Are you an Independent Contractor (or Employee)?
With the gig economy, sharing economy and freelancers seemingly being the largest demographic of work in the United States and around the world, there has been a lot new services that blur the lines between how a person is considered an Employee or as an Independent Contractor. How are you classified and how this affects your income tax and your ability to obtain employee benefits?
With new online services being created everyday and increasingly become more widespread, local, state and national governments in the U.S. and abroad have had to address how they deal with these new sharing companies deal with their people they hire to help them succeed.
The prime example of this is Uber. Uber has had to deal with regulatory agencies in classifying their drivers as either an employee or a contractor. At the end of the day there is a lot at state as taxation, employee benefits including pensions, workplace insurance etc. add up a lot in hourly or year salary wages. In the end, Uber won the case that the drivers they hire are independent contractors, but this line is blurry at the best of times and is increasingly blurrier with the sharing economy of services like Uber and AirBnB.
What is an Independent Contractor anyway?
So while Uber drivers in the U.S. remain classified as independent contractors, it’s also good for us freelancers to know which side of the line you are on for your own benefit and to know how to deal with the situation when you have a contract in front of you or during tax season.
First, let’s take a look one of the official sites for this information — the IRS. On the IRS page for Independent Contractors, it states that this is the primary distinction for being an independent contractor:
“The general rule is that an individual is an independent contractor if the payer has the right to control or direct only the result of the work and not what will be done and how it will be done.”
This is a very packed sentence so let’s break it down into their pieces. An Independent Contractor is classified as such if:
- Can have autonomy on what to do to get the job done
- Can have autonomy on what it is that needs to be done
- The paying client can hire a person, but only have a say in the results of the work
I don’t know if it’s just me, but it’s very vague and also very abstract. The IRS did give some typical examples of independent contractors such as dentists and other specialty doctors and lawyers. And it did also say that the consideration for classification is taken on a case-by-case basis, so it really needs to understand the above by examining the details.
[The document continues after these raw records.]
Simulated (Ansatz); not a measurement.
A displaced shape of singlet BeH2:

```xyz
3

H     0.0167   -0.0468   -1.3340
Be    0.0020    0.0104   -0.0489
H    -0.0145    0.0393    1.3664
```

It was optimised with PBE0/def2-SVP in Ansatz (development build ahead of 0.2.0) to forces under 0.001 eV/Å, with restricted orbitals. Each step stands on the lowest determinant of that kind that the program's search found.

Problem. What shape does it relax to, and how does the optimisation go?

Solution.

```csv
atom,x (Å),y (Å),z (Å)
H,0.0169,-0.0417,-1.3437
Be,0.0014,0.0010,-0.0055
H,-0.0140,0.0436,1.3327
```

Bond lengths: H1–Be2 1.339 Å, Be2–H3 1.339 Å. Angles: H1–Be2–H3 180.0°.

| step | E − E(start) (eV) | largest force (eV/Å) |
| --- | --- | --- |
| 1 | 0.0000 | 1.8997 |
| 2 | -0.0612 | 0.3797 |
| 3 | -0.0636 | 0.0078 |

Some questions that might uncover your employment status
The IRS definition is very high-level, abstract and isn’t helpful as more details need to be required to determine if you are indeed an independent contractor. So some other set of questions needs to be asked in order to help you understand a bit more what are the boundaries and where is the grey area.
Here are some questions to ask yourself as you do a self-assessment:
- Do your paying client supply you with your work tools/materials (e.g. computer, notebooks, mobile phones, wireless services, pens, paper)?
- Does your paying client cover your expenses? Typical ones include travel (flight, hotel, meals).
- Does your paying client ask you work in a particular site? If so, is it for a typical workday (9-to-5) and is it for the typical work week (Monday to Friday)?
- Does your paying client pay you in regular amounts and regular intervals (i.e. twice-monthly, monthly or bi-weekly paychecks)?
Answering ‘Yes’ to these questions doesn’t mean you are an employee, but the more questions that are Yes does lead you to be more likely to be considered a employee rather than an independent contractor. These are just helpful checklist to use to start your own journey into thinking about this issues and how it can affect your personal taxes. Consider having CPA or Certified Accountant or equivalent to support you in this analysis.